Le Samourai (1967)
Starring: Alain Delon (Rocco And His Brothers; Eclipse), Francois Perier (Orpheus; Nights Of Cabiria)
Directed By: Jean-Pierre Melville (Bob Le Flambeur; Les Enfants Terribles)
Overview: A perfectionist hitman who lives by a strict code similar to that of a Samurai Warrior is seen by several witnesses as he leaves the scene of a hit. What follows is our anti-hero's cool and calculated way of dealing with police, witnesses and those who hired him.
Acting: The direction of this film is legendary, they say. This is Melville's masterpiece, they say. Alain Delon was so cool that this film immortalized him, they say. I don't want to disappoint those hardcore fans out there, but I tried. I REALLY tried to like this film and I will attest that this is the best aspect. Everyone plays their part bang on, regardless of the fact that the huge-footed cabaret pianist love-interest with a tightly cropped haircut has no sex appeal whatsoever. Ugh, I'd go so far as to say 'distractingly unappealing'. How is the '12 year-old boy' look sexy, even to the French?
Cinematography: Some scenes have gorgeous storyboarding, like the lone meeting at the train-station, or the opening shot with this man lying in his bed, smoking in his lonely run-down apartment. Yes, Alain consistently poses in a contrived model stance. I'm sorry, but while I sit here writing a review trying to find excuses to up the score simply to appeal to all the critics out there who love this film, I'll have to be the voice of dissent. There's really nothing all that impressive about this, including the fedora and raincoat. Wait! The white gloves were cool.

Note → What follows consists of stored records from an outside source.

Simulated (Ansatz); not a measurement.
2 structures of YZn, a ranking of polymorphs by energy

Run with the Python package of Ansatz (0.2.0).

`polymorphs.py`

Script: The best scene of the film for this category was the one where the cop turns over the hero's alibi's house, trying to intimidate her perfectly, explaining how a police officer must simply bend the rules from time to time. It's a smooth, suave, cool way of letting someone know they're on your shitlist. I can't think of any other instance where the dialogue served any purpose but to advance the plot. This wasn't nearly enough about character development. Yes, it's a film with long spans of wordlessness. That makes it an even better reason to have the words be more meaningful.
Plot: Sadly the title "Criterion Collection" emblazoned across the cover served to introduce a certain expectation from this viewing. Namely, I expected to see something good and cool, a story about a modern-day samurai with a deep honourable streak, shown through a series of intense character-building moments, including assasinations. Instead we're stuck watching a hitman try to squirm out of a police investigation. We learn too much of a man's professionally quick reflexes rather than fully exploring a zealous undercurrent of duty. It's just a cop-chase film, don't try telling me it's all cerebral with subtext. I get it, and it didn't move me whatsoever.
Mood: "A razor-sharp cocktail of 1940s American gangster cinema and 1960s French pop culture - with a liberal dose of Japanese lone-warrior mythology... defines cool".
Overall Rating: 70% (Uh, More Like A Ronin Actually, Not To Split Hairs)
Aftertaste: I know it's not about 'Samurai' as in Job Description, but Samurai as in the Warrior's Code and Way of Life, fine, but the code of "You Live To Die" does not mean going out of your way to be suicidally stupid. As a hitman, a killer, when someone gets a perfect look at you, you kill them, not woo them, problem over. You get rid of ALL the evidence, including the coat and hat you wore while doing the deed. You don't wear it out everyday even though you know you're being tailed. It's not armour for God's sake, ditch it. I feel truly bad that I didn't like this movie to the degree everyone else does, but I can't help it. Could you please do me a favour and explain to my why this is so good? I promise to listen!